Focus on Teaching and Technology Conference provides an opportunity for regional educators to shine

by | Oct 27, 2025

Scholar Michelle Miller delivered the keynote address during the 24th annual conference, which drew more than 500 attendees last week.
Michelle Miller

Michelle Miller delivered the keynote address in the Blanche M. Touhill Performing Arts Center last week at the 23rd annual Focus on Teaching and Technology Conference. Miller is a President’s Distinguished Teaching Fellow and professor of psychological sciences at Northern Arizona University. (Photos courtesy of Shawn Bell)

Brian Chervitz was one of the more than 500 education professionals from across the St. Louis region and beyond who made their way to the Millennium Student Center for last week’s Focus on Teaching and Technology Conference at the University of Missouri–St. Louis.

Chervitz, an instructional designer at the Goldfarb School of Nursing, was not only attending the conference for the first time, but he was also presenting. A friend on the conference planning committee encouraged him to submit his work on HTML elements in Canvas courses. Though Chervitz was hesitant at first, he applied and, to his surprise, was selected, giving him a chance to share his insight with other educators.

“Canvas has its own internal CSS – cascading style sheets – for design, making things look a specific way or organized a specific way,” he said. “I don’t know anything about JavaScript. I don’t know programming. I don’t know how to make a CSS, but I knew a little bit of HTML. I put together a suite of little HTML snippets that you can insert into your page regardless of your institution’s CSS that could hide information in a collapsible section or organize things into columns without using tables because that would be difficult for people to use screen reader. I made this whole suite of five or six things that I use to organize the pages to make them look professional and clean.”

That was just one of the tools attendees had a chance to take away from the 24th annual conference, held last Thursday and Friday.

Jennifer McKanry, the director for curricular design and assessment at UMSL’s Center for Teaching and Learning, once again served as the conference’s co-chair alongside Ana Quiring, learning innovation specialist for the CTL. They led a planning committee of 45 people hailing from 13 institutions in the St. Louis region, with additional help from volunteers on the ground during the two-day event.

FTTC signs

Apart from the keynote address by Michelle Miller, sessions at the Focus on Teaching and Technology conference took place on the third floor of the Millennium Student Center.

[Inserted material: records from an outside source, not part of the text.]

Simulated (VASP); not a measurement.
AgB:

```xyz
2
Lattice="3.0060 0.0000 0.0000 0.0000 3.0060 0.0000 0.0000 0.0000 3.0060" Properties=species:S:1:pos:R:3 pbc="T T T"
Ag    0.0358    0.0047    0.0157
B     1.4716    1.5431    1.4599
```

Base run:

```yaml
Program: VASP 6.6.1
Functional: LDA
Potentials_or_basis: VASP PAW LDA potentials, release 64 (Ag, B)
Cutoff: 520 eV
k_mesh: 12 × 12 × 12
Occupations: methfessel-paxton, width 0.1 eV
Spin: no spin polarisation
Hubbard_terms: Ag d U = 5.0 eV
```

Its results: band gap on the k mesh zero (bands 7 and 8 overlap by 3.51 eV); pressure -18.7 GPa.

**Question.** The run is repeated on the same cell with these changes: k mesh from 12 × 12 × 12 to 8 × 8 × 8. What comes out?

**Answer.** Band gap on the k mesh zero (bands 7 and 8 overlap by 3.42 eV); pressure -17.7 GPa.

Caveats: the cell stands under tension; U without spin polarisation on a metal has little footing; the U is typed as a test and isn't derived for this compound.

McKanry, Quiring and the planning committee worked to create a diverse schedule of sessions that addressed everything from the basics of education – how to do good group work or how to do successful active learning – to more timely cutting-edge edge topics. The variety was designed to account for a wide-ranging audience that included people new to teaching as well as seasoned educators. However, McKanry added that the expertise of professionals in the region really drove much of the programming.

“One of the really cool things about the FTTC, and it being a regional conference is, in a lot of ways, the experts seeing what’s important to them in the classroom drives the themes and tracks that we develop for the conference,” she said. “Other than selecting the keynote, we find that the themes themselves tend to come from the proposals we get in the spring.

“That’s the great part of a medium-size conference. We really get to have people shine and talk about the challenges and struggles they’re seeing in the classroom.”

Michelle Miller, President’s Distinguished Teaching Fellow and professor of psychological sciences at Northern Arizona University, delivered her keynote address on “Teaching That Clicks: Learning at the Intersection of Cognition, Motivation, and Technology” Friday morning in the Anheuser-Busch Performance Hall in the Blanche M. Touhill Performing Arts Center. Educational technology has advanced at a rapid pace since the turn of the century. The assumption was that these technologies would be a boon to students. But learning activities that leverage this new tech often require more effort from students. During her 90-minute presentation, Miller investigated how cognitive and motivational research can be utilized to create both high-tech and low-tech learning activities that effectively connect with students.

Attendees listen to presentation

During several sessions, seats were in short supply.

In addition to the keynote, sessions on artificial intelligence such as “Responding to Assignments in the Age of AI” in Century Room C were hot tickets, with attendees filling the seats and lining the walls of the space.

While last year’s conference was held virtually, this year’s in-person format allowed face-to-face networking.

“I’m always happy to see in-person conferences,” said Damon Walker, assistant teaching professor of information systems and technology at UMSL. “It allows for better networking opportunities amongst professionals, so you can communicate with other professionals in the field and share ideas.”

Walker said he was motivated to attend because he wants to look ahead, specifically at the intersection of technology and education, such as AI.

“We should be looking out for what our student body is going to bring in the future but then also making sure that it is taught properly,” he said. “Ethics is going to play an important role in AI and other technology that is taught in the future.”

Eboni Chism attended the FTTC for the first time last week. Chism, a program coordinator for Saint Louis University’s Jesuit Worldwide Learning program, said her previous experience in higher education was in student affairs. But in her current role, she teaches several courses and realized there were gaps in her knowledge of pedagogy. The FTTC served as a prime local opportunity for professional development.

Chism said her priority at the conference was to improve her teaching while still meeting her students where they are.